Peter Scalera Riverside village manager

Though his job was never really in doubt, Peter Scalera now knows he’ll be firmly ensconced in the Riverside village manager’s office until at least May 18, 2017.

On July 11, the village board unanimously approved a new four-year contract with Scalera, who has served as village manager since October 2009. The contract is retroactive to May 6.

“When we hired Peter, I was one of his main supporters,” said Village President Ben Sells, a trustee at the time. “A lot of it had to do with his temperament. … I feel like Peter will finally be given the opportunity to be village manager because we trust him and empower him to manage the village without being micromanaged.”

The new deal doesn’t come with a raise in salary — Scalera received a 3-percent raise from the village board in February — it does have a couple of new provisions, including a change with regard to a vehicle allowance and severance pay. His annual salary will continue to be $123,361.

According to the contract, Scalera can now use his village-provided vehicle for both business and personal use, with little restriction.

When he was hired in 2009, the vehicle was provided for village business use only. In 2010, that provision was amended to allow Scalera to use the vehicle for “reasonable personal use on weekdays.”

The new contract allows the vehicle to be used for personal use, unless he takes it out of the state, for which he must ask permission and receive consent from the village president in writing.

“Logistically it was a nightmare for him,” said Sells. “He wanted to get out of the box where he had to wait for his wife to come home from work and switch cars.”

But the provision also allows the village board to discontinue the practice of providing a vehicle to the village manager — something Village President Ben Sells has advocated in the past — and replace it with an annual cash allowance for vehicle use.

“Since we just bought [the car in January 2012] we figured we’d just go ahead and use it,” said Sells. “When the time comes to get rid of the car, we’ll go to the vehicle-allowance thing. We want to get out of the vehicle business.”

In Scalera’s original contract, there was also no provision for severance pay, other than accrued vacation and sick days, in the event he was terminated from the job without cause.

Under the new deal if Scalera is fired without cause, in addition to the unused vacation and sick time, he will receive a lump sum payment in the amount of six months’ salary. And for a minimum of six months (no maximum is specified in the contract) following termination without cause, the village must pay for its portion of family health insurance and life insurance premiums.

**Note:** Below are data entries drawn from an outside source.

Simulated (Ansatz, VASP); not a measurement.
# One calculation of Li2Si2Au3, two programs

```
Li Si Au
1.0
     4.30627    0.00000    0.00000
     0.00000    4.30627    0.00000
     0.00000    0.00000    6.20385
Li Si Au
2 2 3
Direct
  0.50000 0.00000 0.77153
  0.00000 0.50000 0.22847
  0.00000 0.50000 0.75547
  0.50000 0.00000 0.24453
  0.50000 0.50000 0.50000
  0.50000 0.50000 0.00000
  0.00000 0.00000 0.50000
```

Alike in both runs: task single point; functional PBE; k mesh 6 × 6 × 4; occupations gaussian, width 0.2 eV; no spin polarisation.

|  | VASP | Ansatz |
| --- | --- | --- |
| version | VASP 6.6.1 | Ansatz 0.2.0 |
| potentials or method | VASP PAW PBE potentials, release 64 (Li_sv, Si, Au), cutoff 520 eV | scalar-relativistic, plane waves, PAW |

The provision essentially serves as protection against politically motivated termination. According to Sells, such provisions “are very standard language in public contracts.”

One other change to the contract was an amendment to the section regarding vacation days. In 2010, Scalera’s contract was amended to specify that he would be given 20 vacation days per year. That section has been amended again, tying his vacation time to the vacation time allotted to other director-level employees.